During the Lunar New Year holiday, Samsung Display reduced operations of its factories for liquid-crystal display panels and display modules in Suzhou and Dongguan, respectively, at minimal levels.

LG Display will also restart its display module plants in Yentai and Nanjing on Monday, according to the company.

In the meantime, LG Display will push ahead with the completion of its new Guangzhou plant as scheduled, it said.

LG Display had planned to start running the new facility for organic light-emitting diode panels in the first quarter.

Korean battery makers, LG Chem and SK Innovation, will also resume production at their plants in Nanjing and Changzhou, respectively, on the same day.
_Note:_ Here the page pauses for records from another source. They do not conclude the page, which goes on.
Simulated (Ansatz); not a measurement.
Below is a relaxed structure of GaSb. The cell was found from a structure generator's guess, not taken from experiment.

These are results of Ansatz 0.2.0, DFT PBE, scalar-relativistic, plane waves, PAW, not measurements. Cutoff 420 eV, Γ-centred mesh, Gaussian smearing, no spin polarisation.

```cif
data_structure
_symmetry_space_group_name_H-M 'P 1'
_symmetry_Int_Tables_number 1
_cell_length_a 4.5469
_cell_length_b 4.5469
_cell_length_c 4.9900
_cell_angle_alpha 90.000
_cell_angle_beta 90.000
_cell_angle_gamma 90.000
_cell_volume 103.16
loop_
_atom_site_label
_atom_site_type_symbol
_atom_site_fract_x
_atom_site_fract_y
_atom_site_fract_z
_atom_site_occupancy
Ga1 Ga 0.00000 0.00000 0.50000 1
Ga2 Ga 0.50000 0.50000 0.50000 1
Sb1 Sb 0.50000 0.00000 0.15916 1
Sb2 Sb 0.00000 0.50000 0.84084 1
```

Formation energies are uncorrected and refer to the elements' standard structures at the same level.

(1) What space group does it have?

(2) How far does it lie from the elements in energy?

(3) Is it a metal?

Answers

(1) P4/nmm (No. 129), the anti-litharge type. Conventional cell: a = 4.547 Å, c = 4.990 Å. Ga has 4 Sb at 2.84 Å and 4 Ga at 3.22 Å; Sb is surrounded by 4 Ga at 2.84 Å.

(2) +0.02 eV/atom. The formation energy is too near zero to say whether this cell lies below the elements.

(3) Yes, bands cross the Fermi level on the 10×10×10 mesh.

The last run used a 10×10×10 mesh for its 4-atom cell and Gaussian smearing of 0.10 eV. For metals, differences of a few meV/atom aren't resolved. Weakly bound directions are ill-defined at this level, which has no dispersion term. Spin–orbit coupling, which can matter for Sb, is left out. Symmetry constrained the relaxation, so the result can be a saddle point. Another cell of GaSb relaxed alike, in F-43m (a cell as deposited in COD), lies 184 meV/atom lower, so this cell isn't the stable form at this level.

LG Chem said the company plans to run its lines with the minimum number of employees hoping to eventually return to normal operations.

However, it remains uncertain yet exactly when the full operations would be possible at the Korean tech firms’ China-based factories, as local workers are expected to return later than they had planned amid persisting anxieties about health conditions.

“Although Korean firms are now starting to get back on track in terms of manufacturing after the extended holidays, it is expected to take time for them to fully recover production rates due to lack of employees on-site,” said an industry official.

Meanwhile, China-based Korean electronic parts suppliers are now keeping their eyes on any possible changes in overall demand in China as they could face a decline in shipments if end-product manufacturers would have to readjust their productions if they are unable to secure other parts and materials.

“(In the manufacturing network of display), if one sector suspends production, a setback is inevitable,” an LG Display official said.

The Korean firms are also ready to ramp up efforts to secure parts and materials to counter potential shortages, which could also affect the overall operations of the plants, according to a local market analyst.